Mexico’s Michoacan state plunged into deep crisis by narcos
RIO DE JANEIRO, BRAZIL – Clashes between at least nine drug cartels have plunged the Mexican state of Michoacán into a serious crisis of violence due to the dispute over the production and trafficking of drugs such as marijuana and methamphetamine, as well as natural resources and minerals.
With just 4.8 million inhabitants, Michoacán is the sixth state in the country with the highest number of intentional homicides due to the unrelenting struggle between cartels, making it one of the epicenters of violence in Mexico.

A total of 34,554 intentional homicides were recorded in Mexico in 2020, a figure virtually identical to the record 34,681 crimes committed in 2019.

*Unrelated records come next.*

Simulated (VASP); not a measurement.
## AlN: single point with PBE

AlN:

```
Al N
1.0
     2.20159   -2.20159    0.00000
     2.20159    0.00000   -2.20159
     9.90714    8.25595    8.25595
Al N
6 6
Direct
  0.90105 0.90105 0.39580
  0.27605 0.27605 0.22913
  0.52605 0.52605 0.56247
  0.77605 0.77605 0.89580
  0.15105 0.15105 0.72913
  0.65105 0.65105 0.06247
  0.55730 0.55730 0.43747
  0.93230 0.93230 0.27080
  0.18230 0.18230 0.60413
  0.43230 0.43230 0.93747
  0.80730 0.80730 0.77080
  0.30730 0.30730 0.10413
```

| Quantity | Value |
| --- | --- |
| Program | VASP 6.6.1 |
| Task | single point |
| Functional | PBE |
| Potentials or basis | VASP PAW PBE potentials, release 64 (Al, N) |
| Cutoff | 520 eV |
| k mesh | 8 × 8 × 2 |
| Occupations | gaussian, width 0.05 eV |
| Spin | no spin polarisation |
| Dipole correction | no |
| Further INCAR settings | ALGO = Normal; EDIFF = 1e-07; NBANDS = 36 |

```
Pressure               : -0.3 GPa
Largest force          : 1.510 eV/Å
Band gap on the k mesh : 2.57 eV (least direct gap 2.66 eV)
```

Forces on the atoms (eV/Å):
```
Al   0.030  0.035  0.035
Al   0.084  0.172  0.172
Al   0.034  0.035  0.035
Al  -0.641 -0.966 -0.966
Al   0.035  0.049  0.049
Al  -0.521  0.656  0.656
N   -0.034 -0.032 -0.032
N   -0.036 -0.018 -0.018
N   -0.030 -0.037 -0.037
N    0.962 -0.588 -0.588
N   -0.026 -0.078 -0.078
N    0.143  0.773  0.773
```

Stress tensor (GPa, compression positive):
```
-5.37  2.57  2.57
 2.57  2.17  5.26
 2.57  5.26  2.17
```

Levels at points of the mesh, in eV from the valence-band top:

In the western state of Michoacán, 2,433 intentional homicides were reported, the sixth most violent state in the country after Guanajuato, Baja California, Mexico State, Chihuahua, and Jalisco.
The violence unleashed in Michoacan has worsened in recent years with the emergence of six cartels from the defunct self-defense groups that, after undermining the Knights Templar, also allowed the entry of the Jalisco Cartel – New Generation (CJNG), according to data from the Michoacan government’s intelligence services.
The CJNG is headed by Michoacan native Nemesio Oseguera Cervantes “El Mencho,” the most wanted drug trafficker in the United States and Mexico.
MICHOACAN, CRADLE OF DRUG TRAFFICKING
The Attorney General’s Office (FGR) has identified nine drug cartels currently operating in the various regions of Michoacan, including in its border areas with the states of Colima, Guerrero, Jalisco, Guanajuato, Queretaro, and the State of Mexico.
The drug gangs are the CJNG, La Nueva Familia Michoacana, La (former) Familia Michoacana, Los Caballeros Templarios, Tepalcatepec Cartel, Los Reyes Cartel, Los Correa Cartel, Zicuirán Cartel and El Camaleón Cartel.
The New Michoacan Family – mostly of ex-self-defense groups and ex-templars – is supported by two armed groups that call themselves Los Viagras and Blancos de Troya.
Lorena Cortés Villaseñor, president of the civil association “Comunidad Segura”, pointed out on Wednesday that Michoacán has abandoned crime prevention and the recovery of the social fabric, which has allowed young people to fall into the world of alcoholism and drugs, as a preamble to joining criminal organizations.
For Lorena Cortés Villaseñor, Michoacán faces a serious humanitarian crisis derived from a wave of violence that grew due to the historical neglect of the federal and state governments.
The specialist in public security and crime prevention explained to Efe that it is incomprehensible that Michoacán lives in a permanent governmental crisis.
“This armed conflict, crime, and violence crisis have to do with the historical oblivion to the factors of protection to the population, mainly to young people,” she added.
“And it has to do with the lack of access to health, education, sports, and culture. It has been a historical lag that has turned Michoacán into fertile ground for crime; it is a breeding ground for the culture of illegality,” he said.

Cortés Villaseñor, who worked in the crime prevention areas of the former Michoacán Attorney General’s Office (now Attorney General’s Office) and the State Public Security Secretariat, warned that more and more young people are joining the ranks of organized crime due to alcohol abuse, drug use, unwanted pregnancies and dropping out of school.
“As long as the Mexican State and the Government of Michoacán do not address these risk factors, we will continue to live this ‘long Michoacán night’ of violence, and this humanitarian crisis that has left thousands and thousands of displaced people, registering ‘ghost communities’ as they are left without inhabitants,” he said.
Miguel Estrada, the chronicler of Apatzingán, who has investigated the origins of the drug trafficking phenomenon in Michoacán, detailed that the modernization of the Michoacán countryside favored the production of marijuana and later poppy.
“The Balsas River Commission modernized the Michoacan countryside and between 1947 and 1963 opened irrigation systems for the commercial cultivation of cotton, lemon, and melon,” he mentioned.
He added that the operation of the hydraulic infrastructure occupied the construction of a land communication network that, in three periods, counted with the construction of 707 kilometers of highways, works that together facilitated drug production and trafficking.
“In August 1959, the Army records this date as historical in the fight against drug trafficking by seizing in the municipality of Aguililla 300 kilos of marijuana, and at the end of the same year, a person is captured with 8 kilos 200 grams of opium gum. Drug trafficking had just begun,” concluded Estrada.